Thank you so much for sharing. This is my favorite sweet bread. Where I live in Oregon it is impossible to get without driving 3 or 4 hours. Now I can try making them myself.
Marcella, I just want to let you know that the bread is not as light and airy as the real bakery version. The recipe does not call for too much proof time like other breads. I believe it’s because if it rises too much, it woould be hard to shape. I plan on preparing the recipe again soon and if I can figure hoe to improve on it, I will let you know what I did. I will add the info to the post when I do. Thanks for the question.
Marcella, where in Oregon do hoy live? I know of 3 bakeries that make deliciouspan de elote.
I would love to know also…my so. Lives in Medford Oregon
Pan dulce lover
Just pulled mine out of the oven and really excited to try them. I didn’t have shortening for the dough so I used butter and I didn’t use the anise either.
Have you considered a second rise before baking??this could make them lighter and airier.
Yes, Sarabeth, I have considered a second rise since then. I have experimented with sooo many Mexican-style dough recipes since I prepared those for the first time. My recipe for pan de huevo/conchas yields a soft and airy bread and I love it! I am going to try these again soon using that dough recipe. Thanks for the feedback!
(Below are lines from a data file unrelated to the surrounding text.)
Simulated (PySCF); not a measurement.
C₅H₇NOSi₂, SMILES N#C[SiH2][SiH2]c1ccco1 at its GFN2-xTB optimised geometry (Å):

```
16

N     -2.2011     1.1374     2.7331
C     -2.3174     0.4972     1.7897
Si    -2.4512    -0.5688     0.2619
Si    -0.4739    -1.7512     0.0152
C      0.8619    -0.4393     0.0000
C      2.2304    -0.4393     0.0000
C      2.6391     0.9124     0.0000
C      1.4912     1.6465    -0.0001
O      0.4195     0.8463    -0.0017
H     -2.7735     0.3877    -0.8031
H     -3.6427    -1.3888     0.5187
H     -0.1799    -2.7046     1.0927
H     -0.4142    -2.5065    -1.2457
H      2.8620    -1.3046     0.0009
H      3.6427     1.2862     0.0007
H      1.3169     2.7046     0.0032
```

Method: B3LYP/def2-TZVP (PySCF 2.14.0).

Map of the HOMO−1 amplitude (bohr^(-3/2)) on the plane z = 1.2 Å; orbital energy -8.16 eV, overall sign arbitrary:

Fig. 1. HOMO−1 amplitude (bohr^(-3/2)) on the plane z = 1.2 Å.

I’m so excited to try this recipe out! I just moved to Virginia Beach from Central California (originally from East LA) and there is NO pan dulce!! Not even KINDA good mexican food!
Hi Cathy! So happy you stopped by and found the recipe. Enjoy!
This recipe is not meant to be light and air or fluffly soft so don’t worry about this aspect. Elote relleno is a type of sweet bread that has an outer shell that’s not too sweet & it’s more on the crunchier side and the filling is softer & sweeter.
Thank you Lupita. I am very happy with the recipe as is. I didn’t think it should be light and airy like a concha. Someone expressed to me once that the panaderia elotes were soft. I like the recipe as is. Thanks for your feedback.
I can’t wait to try this recipe, I agree is bread is always a more dense not airy and fluffy. I moved to northern idaho and can’t find good mexican food or bakery around. I’ve mastered the food now onto desserts. These and the little pigs are my first attempt!
Hi Pam! I love experimenting with the pan dulce recipes. It’s such a rewarding experience when it come hot out of the oven!
Jorge A Miranda Jr
I can’t thank you enough for this easy and delicious recipe. This is my favorite pan dulce, so I’m very excited. I have made it twice now and I am getting the hang of it. I never used yeast before, so I overlooked the part about covering the dough while letting it sit…oops. But the second time around I let it sit in a covered bowl for 2 hours and the dough was easier to work with and much better. It came out a little softer, but still firm.
My only problem is that the dough for the filling is still way too sticky to shape. I let that sit for longer in my second attempt (maybe 90 minutes), but it was sticky and impossible to shape into cigars. Any idea what I can do to make that part better?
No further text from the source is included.